Report: Queues, out-of-stock items cost retailers billions
Negative shopping experiences are costing retailers an estimated $71 billion in abandoned sales annually, according to a report from global payments company Adyen.
The report, which is based on findings from a global survey, including 404 consumers and 200 retailers in Australia, has put a dollar value on “friction points” in the shopping journey, such as out-of-stock items, long queues and lengthy checkouts online.
These negative experiences not only frustrate customers and diminish loyalty, they leave significant revenue on the table, since many customers fail to follow through on their purchase when they encounter one.
Australia falling behind
“We were really surprised by the sheer size [of the cost] of negative shopping experiences,” Michel van Aalten, ANZ country manager of Adyen, told Inside Retail Weekly.
According to the report, out-of-stock items cost retailers around $14.3 billion, long lines cost $12.9 billion and online checkout friction costs $8.7 billion in abandoned sales annually.

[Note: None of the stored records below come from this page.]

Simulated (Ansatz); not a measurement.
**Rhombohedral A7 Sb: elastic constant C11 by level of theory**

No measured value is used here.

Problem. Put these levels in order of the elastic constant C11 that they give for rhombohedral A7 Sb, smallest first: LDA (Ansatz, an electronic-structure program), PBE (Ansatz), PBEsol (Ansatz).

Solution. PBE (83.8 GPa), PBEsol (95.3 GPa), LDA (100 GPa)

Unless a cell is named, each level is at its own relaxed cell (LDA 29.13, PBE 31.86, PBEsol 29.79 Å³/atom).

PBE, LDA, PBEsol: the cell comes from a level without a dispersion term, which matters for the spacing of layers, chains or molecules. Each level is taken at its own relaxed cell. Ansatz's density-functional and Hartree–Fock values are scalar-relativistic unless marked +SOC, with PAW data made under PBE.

Combined with other negative experiences, such as a lack of cross-channel buying options and payment cards being falsely declined due to suspicion of fraud, retailers are losing out on an estimated $71 billion in potential sales each year.
The report also measured the potential revenue gain from positive experiences, and found retailers could boost sales by $21 billion annually if they engaged in cross-selling, made personalised offers and provided cross-channel buying options.
By eradicating negative experiences and acting on positive ones, Australian retailers could lift annual sales by an estimated $92 billion, the report suggests. But few are currently equipped to tap into this opportunity, according to van Aalten.
“What really stood out to me is that Australia has fallen behind its global counterparts,” he said.
According to the report, only 22 per cent of Australian retailers have a formal digital transformation strategy in place, compared with 38 per cent of retailers in the US and 36 per cent of retailers in the UK.
“There’s not too much crossover between in-store and online channels,” he said, “that’s why Aussies are abandoning purchases in droves.”
Even though solutions exist to address friction points in the shopping journey, such as self-service kiosks and mobile points of sale, uptake of this technology has been relatively slow in Australia compared with the US and UK.
Woolworths, 7-Eleven and Domino’s are currently trialling scan-and-go and cashless stores to reduce queues, but according to van Aalten, they are the clear “frontrunners”.
“It needs to be quicker,” he said. “I don’t think it’s a secret that our society is changing rapidly towards digital. Shoppers demand immediacy.
“They aren’t shy to ditch a purchase altogether to have an experience, and to improve experiences, you need to leverage technology.”
Not everyone believes that technology is the only answer to retailers’ problems, however. Peter James Ryan, a retail and marketing expert and the head of Red Communication, believes the widespread adoption of in-store technology is counterproductive to the core of the retail experience.
“Physical stores are losing the plot by adopting far too much technology in an environment that is really about a multisensory experience,” he told Inside Retail Weekly.
He believes retailers can keep customers from walking out of stores due to long queues simply by entertaining or stimulating them while they wait, rather than investing in self-service checkouts.
“Customers only dwell on queue time when they’re bored,” he said.
“The best example of this is Disney. The wait times [at the amusement park] are 20 minutes, but the queue is part of the experience.”
But Ryan acknowledged there is one good reason for retailers to adopt self-service kiosks, and that is the rising cost of labour.
“If you stand there and watch people scanning items, trying to pack their own baskets, there’s no way it’s more efficient than a really good checkout person… But it’s a good labour-saving element.”